Keppel Data Centres, a wholly-owned subsidiary of Keppel Telecommunications & Transportation (Keppel T&T), has invested US$10 million (S$13.5 million) in Californian startup Nautilus Data Technologies.
Nautilus successfully tested its waterborne data center prototype back in 2015, and plans to launch its first commercial facility at Mare Island Naval Shipyard in Northern California early next year.
Bon voyage
“This strategic investment in Nautilus will allow Keppel Data Centres to benefit from the development of innovative and sustainable data center technology that has great potential for broader commercial application,” Mr Wong Wai Meng, CEO of Keppel Data Centres, said.
“Through this investment, we can also explore opportunities for collaboration and harnessing of synergies within the Keppel Group, for example, by tapping the Group’s capabilities and experience in the offshore and marine sector for the development of floating water-cooled data centers.”
The investment represents roughly 24.1 percent of the total issued shares in Nautilus, and comes as part of a US$25 million Series C fundraising round that saw participation of other investors from the US and Europe.
While Nautilus still has a long way to go, with next year’s 6MW floating facility marking its first foray into the commercial space, it sees the future of water cooled data centers as a bright one.
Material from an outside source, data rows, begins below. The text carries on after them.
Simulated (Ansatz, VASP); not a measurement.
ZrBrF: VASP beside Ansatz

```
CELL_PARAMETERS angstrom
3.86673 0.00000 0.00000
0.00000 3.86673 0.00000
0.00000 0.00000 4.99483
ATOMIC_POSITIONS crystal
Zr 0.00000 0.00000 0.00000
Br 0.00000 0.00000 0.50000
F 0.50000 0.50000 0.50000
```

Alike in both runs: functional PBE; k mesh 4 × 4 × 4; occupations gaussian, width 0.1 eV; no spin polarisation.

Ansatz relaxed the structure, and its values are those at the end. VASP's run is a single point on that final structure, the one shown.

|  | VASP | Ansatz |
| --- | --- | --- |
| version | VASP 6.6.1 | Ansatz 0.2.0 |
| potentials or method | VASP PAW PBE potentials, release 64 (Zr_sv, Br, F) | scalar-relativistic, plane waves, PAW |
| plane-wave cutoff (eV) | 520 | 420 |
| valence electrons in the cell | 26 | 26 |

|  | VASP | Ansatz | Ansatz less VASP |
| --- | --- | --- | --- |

Nautilus president and CEO James Connaughton told DCD earlier this year: “In the next twenty years, every new data center is going to be water cooled. Twenty years from now, there will not be air cooled data centers, because water is a much more efficient heat transfer agent.
“Air cooling will be the niche application of the future, water will be ubiquitous. And we know this because that’s what’s happening in every other sector.”